10 Feb Helicopter Cyclic Trim
Flying a helicopter with a cyclic trim is very simple provided a person understands the system and follows a couple of basic principles. One of the most basic forms of a cyclic trim system is simply two electrically driven motors that are activated by a switch located on the grip of the cyclic pitch lever. This switch is commonly known as a “Chinese hat” and is designed to be manipulated by the pilot’s thumb. The Chinese hat can only move forward, aft, left and right so in other words no diagonal movement is possible. The switch is self centering and a very important aspect to remember is to never activate the switch whilst the cyclic friction controls are still on.
When manipulating the cyclic trim switch powers up either one of the two motors. One motor positions the cyclic control in the fore and aft position (pitching plane) and the other motor positions the cyclic control left and right the rolling plane.
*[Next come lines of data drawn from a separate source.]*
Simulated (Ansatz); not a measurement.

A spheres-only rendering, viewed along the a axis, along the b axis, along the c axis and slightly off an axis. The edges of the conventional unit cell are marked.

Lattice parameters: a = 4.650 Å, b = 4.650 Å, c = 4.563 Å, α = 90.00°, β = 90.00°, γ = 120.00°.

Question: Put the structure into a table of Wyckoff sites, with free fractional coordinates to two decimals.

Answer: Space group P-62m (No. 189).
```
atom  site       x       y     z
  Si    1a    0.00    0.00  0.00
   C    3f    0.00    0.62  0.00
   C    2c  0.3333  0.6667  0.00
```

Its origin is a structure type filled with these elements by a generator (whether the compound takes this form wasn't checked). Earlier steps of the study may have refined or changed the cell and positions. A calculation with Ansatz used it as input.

For the sake of clarity and for our unfortunate friends that fly fixed wing aircraft it must be noted that no trimming is taking place on the blades itself unlike with fixed wings where the trimming takes place via tabs on the control surfaces. So the cyclic trim system in a helicopter simply positions the cyclic control in a desired position therefore alleviating forces on the stick but it does not mean that the helicopter can be flown hands off as that requires an autopilot system which is far more advanced than the basic trim system.
The basic principle of flying with a trim system is to make a change then check, adjust and trim. For example if the speed of the helicopter needs to be increased from say 60 knots to 80 knots the first action will be to make an attitude change with the cyclic control alone by selecting a new attitude outside. This change of attitude has to be checked at some stage when the pilot perceives the attitude for the new speed has been attained. After the airspeed indicator has settled minor adjustments can now be made to the attitude to refine the actual speed that needs to be flown. Only now does the trim system come into play by manipulating the Chinese hat until no forces can be felt on the cyclic control. In other words the trim system should not be used to make the initial attitude change.
Most small helicopters with this form of basic trim system can be flown without using the trim but obviously a lot of forces will be felt on the cyclic control depending on the phase of flight. The trim system can be a pilot’s biggest friend but if used incorrectly can be a worst enemy in so far as a person can trim the helicopter completely out of a desired attitude for example.
As said before the aforementioned dealt with a basic trim system as there are more advance systems for more sophisticated helicopters that incorporates Stability Augmentation Systems, Helipilots, Force Trim and Autopilots for example but the method of flying these systems apart from an autopilot in essence remains the same.